Monday, May 24, 2010

restless

i've been quite frustrated with doing the raw food thing at home lately. frankly, my mom just isn't committed to this whole thing, and although she's really into things like green juice and salad, i think her eating habits are pretty terrible.

she eats rice crackers and almond butter non-stop, and it seems as though that's the only thing she eats. i don't feel like she varies her diet enough! when she does vary her diet, it's usually restaurant food, and then she feels sick, so she eats more rice crackers with almond butter.

everyone has been pretty fed-up with the changes i've made around the kitchen, so i've had to move everything to the basement to appease everyone. even that has made my dad mad i think. he says i've taken over his beer fridge.

despite the fact that i think my mom's intentions are quite good (and the fact that she has come a LONG way) i feel annoyed lately.

sure it's immature that i get so touchy about her lack of enthusiasm for it all, but i really want to help her, and frankly, i see her health problems as something quite easy to fix. (a foolish assumption i know...) but she keeps reiterating that diet isn't 100% of the answer, and i definitely agree. but if you can't seem to master the mental/emotional component of it all (i.e. taking the necessary steps to relax and allow yourself to mentally heal from hyper-thyroidism) then you might as well be eating as purely as possible... in otherwords, if you can't commit to resting and healing, then at least eat well. and it's not like she has to do any work! i do all of the (un)cooking anyway!

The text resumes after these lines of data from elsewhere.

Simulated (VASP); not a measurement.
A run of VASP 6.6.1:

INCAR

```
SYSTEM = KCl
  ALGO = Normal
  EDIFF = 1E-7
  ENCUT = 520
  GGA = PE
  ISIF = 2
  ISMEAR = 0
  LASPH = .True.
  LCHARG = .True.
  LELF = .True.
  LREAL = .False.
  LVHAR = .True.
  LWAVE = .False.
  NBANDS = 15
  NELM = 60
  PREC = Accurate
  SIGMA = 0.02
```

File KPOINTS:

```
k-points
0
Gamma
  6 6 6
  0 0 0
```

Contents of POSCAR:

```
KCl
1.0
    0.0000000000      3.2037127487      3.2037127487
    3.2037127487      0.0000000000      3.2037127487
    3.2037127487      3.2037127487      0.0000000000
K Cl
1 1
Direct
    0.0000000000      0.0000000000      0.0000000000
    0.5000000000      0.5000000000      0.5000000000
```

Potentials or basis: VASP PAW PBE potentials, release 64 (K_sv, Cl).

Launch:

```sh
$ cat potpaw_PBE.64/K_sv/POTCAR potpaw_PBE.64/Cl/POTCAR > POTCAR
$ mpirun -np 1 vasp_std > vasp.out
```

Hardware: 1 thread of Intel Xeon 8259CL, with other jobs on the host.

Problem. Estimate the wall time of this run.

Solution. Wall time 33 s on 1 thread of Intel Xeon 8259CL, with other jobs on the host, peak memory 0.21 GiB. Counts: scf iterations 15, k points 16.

this is more of a venting post so forgive me, but everyone sees me as being crazy. it's also kind of hard because everyone in my family thinks that i've been reclusive and reluctant to go out as a result. so much centers around eating and i feel as though choosing to eat so well has alienated me from my family.

i wish my mom was at least on board. i will just have to settle for about 60% of her support for now.